Pflichtlektüre zum Thema Datenmanagement im Herbst 2022

„In fast jeder Position in der heutigen Welt werden Entscheidungen auf der Grundlage der Zusammenstellung und Analyse von Daten und der Umsetzung von Strategien auf der Grundlage der Datenergebnisse getroffen. In meiner Welt vergeht kein Tag, an dem ich nicht etwas mit Daten mache.“ – Stephen Howe, Analytics beginnt mit einer Frage: Wie Sie Ihre Daten besser verstehen

Das Copyright Clearance Center freut sich, die Herbstausgabe 2022 der Reihe „Data Management Must-Reads“ zu veröffentlichen – eine sorgfältig kuratierte Auswahl wichtiger Artikel aus den letzten Monaten, die Entwicklungen in der Welt der Daten erläutern, die man nicht verpassen darf.

Lesen Sie die die Liste der spannenden Beiträge nachfolgend im Original, das zunächst auf dem Blog des CCC erschien.

Managing the entire lifecycle of data

It’s often the case that companies think of the data that they collect or ingest as static. However, data, like a natural resource, has a life cycle of its own. In June an article from the IEEE Computer Society did an excellent job in discussing the importance of managing the entire lifecycle of data. The Importance of Data Lifecycle Management (DLM) and Best Practices describes the various stages of the life cycle and highlights the importance of curating and maintaining data.

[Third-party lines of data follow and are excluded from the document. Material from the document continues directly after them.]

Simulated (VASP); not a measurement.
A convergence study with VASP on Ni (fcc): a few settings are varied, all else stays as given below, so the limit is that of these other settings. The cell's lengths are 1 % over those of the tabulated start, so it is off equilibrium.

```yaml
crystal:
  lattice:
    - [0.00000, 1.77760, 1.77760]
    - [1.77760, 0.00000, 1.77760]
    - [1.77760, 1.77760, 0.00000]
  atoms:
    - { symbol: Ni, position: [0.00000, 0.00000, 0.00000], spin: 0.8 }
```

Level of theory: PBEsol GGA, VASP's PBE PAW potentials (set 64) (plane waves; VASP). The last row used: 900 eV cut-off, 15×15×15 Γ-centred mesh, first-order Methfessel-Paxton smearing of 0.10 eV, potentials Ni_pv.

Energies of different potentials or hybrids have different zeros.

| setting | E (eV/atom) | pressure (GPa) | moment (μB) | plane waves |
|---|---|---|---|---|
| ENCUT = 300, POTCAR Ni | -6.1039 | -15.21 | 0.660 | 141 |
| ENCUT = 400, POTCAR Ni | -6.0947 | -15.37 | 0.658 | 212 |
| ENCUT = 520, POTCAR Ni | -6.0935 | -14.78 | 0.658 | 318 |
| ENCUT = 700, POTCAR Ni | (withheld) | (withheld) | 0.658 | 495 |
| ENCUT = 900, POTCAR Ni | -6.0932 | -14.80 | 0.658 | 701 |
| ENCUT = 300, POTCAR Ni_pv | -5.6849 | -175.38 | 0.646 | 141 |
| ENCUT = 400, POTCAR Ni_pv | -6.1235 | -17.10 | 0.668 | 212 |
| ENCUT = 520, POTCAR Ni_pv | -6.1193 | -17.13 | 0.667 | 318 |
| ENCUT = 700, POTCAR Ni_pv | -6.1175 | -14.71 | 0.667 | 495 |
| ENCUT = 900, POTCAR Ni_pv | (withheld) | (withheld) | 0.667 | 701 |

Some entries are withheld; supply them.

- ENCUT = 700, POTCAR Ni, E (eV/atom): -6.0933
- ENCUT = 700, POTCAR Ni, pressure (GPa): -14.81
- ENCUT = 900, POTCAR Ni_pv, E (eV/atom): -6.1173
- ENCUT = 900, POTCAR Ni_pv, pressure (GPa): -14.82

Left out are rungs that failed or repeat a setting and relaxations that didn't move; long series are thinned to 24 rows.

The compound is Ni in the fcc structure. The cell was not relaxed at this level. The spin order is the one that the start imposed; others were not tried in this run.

The data quality challenge in action

Data quality is a well-known challenge for companies of all sizes. Some of the engineers at LinkedIn looked at this problem of managing data quality at the scale of data that LinkedIn consumes. Towards data quality management at LinkedIn describes the architecture of a solution that they developed, the “Data Health Monitor”, with the goal of improving the quality of data that LinkedIn uses for machine learning efforts.

Going inside the BLOOM Project

Staying on the topic of machine learning, an article the MIT Technology Review describes the BLOOM Project (BigScience Large Open-science Open-access Multilingual Language Model), which attempts to eliminate some of the criticism that has been directed at language models: they are opaque, both in the source code and in the data that is used for training the models. Inside a radical new project to democratize AI describes how the project designers hope to make their models as powerful as those of proprietary ones, but with a transparent process.

Research around databases

For those of you interested in fundamental research around databases, an article in the Communications of the ACM, The Seattle Report on Database Research describes the most recent of an ongoing (since 1988) series of meetings to identify promising areas of research for the next five years.

While the author of 8 Levels of Reproducibility: Future-Proofing Your Python Projects uses Python to discuss his ideas, the framework for reproducible research and coding that he lays out is applicable to data science projects using any language.